TV News Anchor Known for Dry Wit, Singular Style
David Brinkley, the television newsman whose acerbic commentaries and singular speaking style were legendary and exerted far-reaching influence on the development of broadcast journalism, died Wednesday night. He was 82.
Brinkley died at his home in Houston of complications from a fall, ABC News said Thursday.
“It is difficult to believe that we will never again hear his distinctive voice giving us his humorous view of our complicated world,” Walter Cronkite said in a statement Thursday.
Brinkley began his broadcasting career during the golden age of radio, but was among the first to shift to an electronic novelty called television during the 1940s. Though proud of his ability to adapt to the new medium, in which many radio newscasters failed, Brinkley was quick to say of his rise to prominence: “I was lucky. I was in the right place at the right time.”

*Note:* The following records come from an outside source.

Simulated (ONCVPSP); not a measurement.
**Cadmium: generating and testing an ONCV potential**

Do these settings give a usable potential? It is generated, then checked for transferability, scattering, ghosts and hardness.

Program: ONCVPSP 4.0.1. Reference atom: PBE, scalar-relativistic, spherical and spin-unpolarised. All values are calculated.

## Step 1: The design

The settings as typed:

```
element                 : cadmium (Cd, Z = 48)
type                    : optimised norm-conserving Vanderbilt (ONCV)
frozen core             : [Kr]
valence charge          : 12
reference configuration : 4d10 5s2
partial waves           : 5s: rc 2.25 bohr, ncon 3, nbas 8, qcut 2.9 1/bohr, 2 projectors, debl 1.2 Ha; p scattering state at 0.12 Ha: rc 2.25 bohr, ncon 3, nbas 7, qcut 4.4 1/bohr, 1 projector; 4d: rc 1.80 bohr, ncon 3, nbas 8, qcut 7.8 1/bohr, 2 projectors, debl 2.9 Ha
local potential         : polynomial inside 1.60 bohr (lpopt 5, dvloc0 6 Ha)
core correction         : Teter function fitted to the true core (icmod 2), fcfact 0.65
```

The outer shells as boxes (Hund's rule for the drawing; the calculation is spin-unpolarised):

He played defining roles in two network news programs that introduced new formats and dominated the competition in their heyday: NBC’s “Huntley-Brinkley Report” in the 1950s and ‘60s and ABC’s “This Week with David Brinkley,” which transformed Sunday morning talk shows during the 1980s and ‘90s.
Yet Brinkley’s most far-reaching influence resulted from two qualities that sprang from his personality and were apparent in his work almost from the beginning.
The first was his unique speaking style. With his unconventional cadence and dry, reedy tone, Brinkley broke with the mellifluous tradition of earlier broadcasting and spawned generations of imitators. So widely recognized did his speaking style become that comedians routinely mimicked him and younger broadcasters found his style creeping into their own deliveries.
The second and more important contribution was Brinkley’s habit of offering skeptical, often irreverent comments on the news of the day. Such commentary, every word of which he insisted on writing himself, was groundbreaking for a network anchor, and helped introduce critical analysis into electronic journalism.
Before Brinkley, network newscasters often “reported what the government said today, and they took on the self-importance of government when they spoke,” said Barbara Matusow, who chronicled the evolution of TV news in her 1983 book, “The Evening Stars.” “Brinkley separated himself from that. He had a tone of asperity. He used tongue-in-cheek wit. He punctured balloons.”
David McClure Brinkley was born on July 10, 1920, in Wilmington, N.C., the seventh and last child of what he once described, with characteristic wry humor, as “an old Southern family with generations of physicians and Presbyterian preachers, none famous.” He grew up in a comfortable, outwardly conventional middle-class home.
But tensions between Brinkley’s parents, as well as his father’s premature death and Brinkley’s troubled relationship with his mother, combined to inflict wounds that lingered throughout his life, and contributed to his reserved, sometimes caustic nature.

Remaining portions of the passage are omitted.